Legislators Pass Bill That Could Cost Ratepayers Billions
Yet again, Duke Energy has used the General Assembly as a way to make more money. This past March, former Duke Energy North Carolina state president – former Senator Paul Newton – introduced Senate Bill 261 that would cripple the North Carolina Carbon Plan, costing North Carolinians billions of dollars in the process.
This bill would become Senate Bill 266, misleadingly called “The Power Bill Reduction Act.” It has three important harmful elements: the first is that it removes the interim target dates for the NC Carbon Plan (a 70% reduction from 2005 greenhouse gas emission levels by 2030). Removing the interim target date means using more dirty fossil fuels for longer, which could cost ratepayers $23 billion.

Shifting Risk and Cost to Everyday Households
The second part would allow utilities to charge consumers for electrical generation plants before they are built. This practice is referred to as Construction Work in Progress (CWIP). CWIP is not new to our state; we’ve had a version of CWIP established for a while. This bill, however, created a “super” CWIP, essentially allowing utilities to charge customers for construction with little or no government oversight or approval.
Similar strategies have been used in other states and were very costly. South Carolina used this mechanism to fund a nuclear plant. However, building the plant went so over budget that it was abandoned – after the utility spent $9 billion of ratepayers’ money.
Finally, the bill shifts more of the cost of extra power from big businesses to regular households during peak demand – raising residential bills by $87 million statewide each year.
Charging For Energy Not Yet Produced
Many utilities in the United States are regulated monopolies. Even though Duke Energy is a publicly traded organization, it is subject to heightened regulatory standards through the North Carolina Utilities Commission (NCUC) and its Public Staff. The bill rates are determined based on an allowed return on equity (ROE), a percentage negotiated between Duke Energy, the Public Staff, and other stakeholders. The equity refers to generation owned by Duke Energy. This means that if Duke wants to increase the money they get from rates, they can either build more generation (increasing equity), or negotiate a higher ROE. However, CWIP is a shortcut; it allows Duke Energy to charge for generation before it would ordinarily be included in their equity.

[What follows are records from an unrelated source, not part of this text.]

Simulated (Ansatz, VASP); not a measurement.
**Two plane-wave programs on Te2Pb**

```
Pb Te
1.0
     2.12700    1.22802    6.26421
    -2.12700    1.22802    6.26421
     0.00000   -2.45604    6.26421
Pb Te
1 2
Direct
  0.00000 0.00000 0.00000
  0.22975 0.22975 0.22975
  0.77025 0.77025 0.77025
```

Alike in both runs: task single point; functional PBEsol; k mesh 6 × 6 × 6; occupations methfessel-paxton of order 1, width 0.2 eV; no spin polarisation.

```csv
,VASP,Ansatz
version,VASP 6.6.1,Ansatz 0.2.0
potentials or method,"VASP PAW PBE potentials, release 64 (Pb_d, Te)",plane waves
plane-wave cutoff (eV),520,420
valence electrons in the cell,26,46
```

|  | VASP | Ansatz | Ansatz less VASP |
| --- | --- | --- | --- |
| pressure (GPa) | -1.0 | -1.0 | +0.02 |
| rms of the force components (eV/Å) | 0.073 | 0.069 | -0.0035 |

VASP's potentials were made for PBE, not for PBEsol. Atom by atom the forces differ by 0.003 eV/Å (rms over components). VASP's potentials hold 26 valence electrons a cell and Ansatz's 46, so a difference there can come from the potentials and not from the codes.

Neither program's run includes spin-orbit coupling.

Senators Phil Berger (R-26), Paul Newton (R-34), and Lisa Barnes (R-11) were primary sponsors of the bill. Senate Bill 261, the original version, passed the Senate with support from all voting Republicans as well as Democratic Senators Blue, Lowe, and Waddell. The House rolled the legislation into Senate Bill 266 with support from almost all Republican members as well as 11 Democratic members.
“Families Pay More So Industry Pays Less”
After the bill was passed by both chambers, Governor Stein vetoed the legislation, saying:
“This bill not only makes everyone’s utility bills more expensive, but it also shifts the cost of electricity from large industrial users onto the backs of regular people – families will pay more so that industry pays less. Additionally, this bill walks back our state’s commitment to reduce carbon emissions, sending the wrong signal to businesses that want to be a part of our clean energy economy.”
The House and Senate voted to override the Governor’s Veto, with Democratic Representatives Cunningham, Majeed, and Willingham voting against their constituents’ pocketbooks and against the environment. Instead, they voted for Duke Energy’s rate hikes and huge profits.